We know Warhol in various manifestations - as a man who perfectly sensed the trends of his time and was able to transform them into easily comprehensible visual images, as a master who gave the masses an exclusive status, as the founder of not just an art studio, but the very factory of art. A man who mocked conventionality with the same conventionality. The man who became the king of pop art. It's all Andy Warhol.
Warhol, unlike the major authors, sought fame and fortune from the very beginning of his career path. And we cannot deny it - he achieved his goal. Andrew Warhol's parents - the artist's real name - had nothing to do with art: his father was a laborer and his mother was a window washer. They even spoke little English. The upbringing of their four children was extremely difficult and their main support was Christianity and belief in the American dream. Little Andrew Warhol trusted his parents and grew up a very devout child. He grew up as a sickly, weak, and uncommunicative young man, and during his illness, his mother would buy him colouring books, comic books, albums, and pictures of famous actors to cheer him up. These images were stored in little Andrew's mind, and as he grew older, he began to put them on paper. His parents, noticing his talent for drawing, began to save up money to pay for their son's higher education. In his final years at university, having already changed his name to Warhol, Andy studied drawing and design. He chose a pseudo-inspired, semi-cartoonish style which he continued to use after his studies, achieving success in commercial design.
During those years Warhol could already make enough money, but his name was only known in small circles, and several attempts to exhibit in large and well-known galleries failed. This made the artist unhappy. Even his friends Robert Rauschenberg and Jasper Johns, who had also started out as illustrators, had become celebrities. Warhol was jealous. It's worth noting that, in many ways, it was jealousy that helped him become the person we know him today. To become famous, you had to meet the demands of the crowd. The author noticed that people's interests began to shift from expressionism to the commonplace objects and details from pop culture. In the late fifties Andy presented a series of works to the public, made with all the necessary criteria to appeal to the audience of that time.
Those were simple images of everyday things: hoovers, cans, bottles, televisions and much more. Thus Warhol practically carved out a niche for himself, and by the early sixties he was already using Campbell's soup cans, Coca-Cola, the dollar sign and Marilyn Monroe, which had become a permanent part of his work.
Andy Warhol was a man of great contrasts. On the one hand a bright, talented artist, on the other hand a secretive, barely noticeable personality. It is these two sides of his personality that have been the focus of the exhibition 'Andy Warhol exhibits' at Vienna's Museum of Modern Art for several months now. The exhibition focuses on expanding the artist's public image. The exhibition will feature works from his first exhibition "Fifteen Drawings Based on the Writings of Truman Capote" from 1952. These works show Warhol's early interest in iconographically well-defined series, as well as his interpretation of the performance theme of gender.

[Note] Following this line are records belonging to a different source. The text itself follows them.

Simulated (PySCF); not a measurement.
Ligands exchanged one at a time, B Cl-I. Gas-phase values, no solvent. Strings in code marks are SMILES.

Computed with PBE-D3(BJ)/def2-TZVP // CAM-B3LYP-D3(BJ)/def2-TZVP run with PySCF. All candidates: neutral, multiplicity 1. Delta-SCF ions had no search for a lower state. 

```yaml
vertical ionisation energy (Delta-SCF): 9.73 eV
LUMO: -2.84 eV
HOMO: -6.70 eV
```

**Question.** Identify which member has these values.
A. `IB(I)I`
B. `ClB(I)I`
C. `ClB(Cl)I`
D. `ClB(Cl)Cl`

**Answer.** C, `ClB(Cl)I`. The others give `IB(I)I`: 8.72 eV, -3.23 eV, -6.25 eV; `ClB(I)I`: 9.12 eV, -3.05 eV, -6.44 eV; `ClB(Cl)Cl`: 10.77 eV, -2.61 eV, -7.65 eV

Warhol views his work in the context of presentation. It is not only his art that is important to him, but also the dramaturgy associated with it. He increasingly wondered how to perfectly stage his series of works. The exhibition focuses on his exhibition practice from the 1960s to the 1980s.
The second exhibition "Defrosting the Icebox" arose in collaboration with the Viennese Museum of Art History and the World Museum of Vienna.
In 1969 Warhol curated a travelling exhibition "Raid The Icebox 1 with Andy Warhol" consisting of exhibits and works from the Museum of Art Rhode Island School of Design. The exhibition did not present his own work, but was nevertheless innovative in terms of its presentation strategy, breaking the stereotypes of traditional museum standards: instead of prioritising fine art (painting, sculpture, drawing, photography or drawings), Warhol prioritised applied art (art involved in the creation of everyday objects).
Instead of guiding the visitor through the exhibition according to chronology, medium or style of creative expression, he presented the objects in a historically random and non-hierarchical order.
The repository has become an exhibition, the almost forgotten has moved into the spotlight. This principle is now followed by the exhibition "Defrosting the Icebox" which, following Warhol's example, shows unusual exhibits from the repositories of the Ancient Art Collection and the World Museum of Vienna.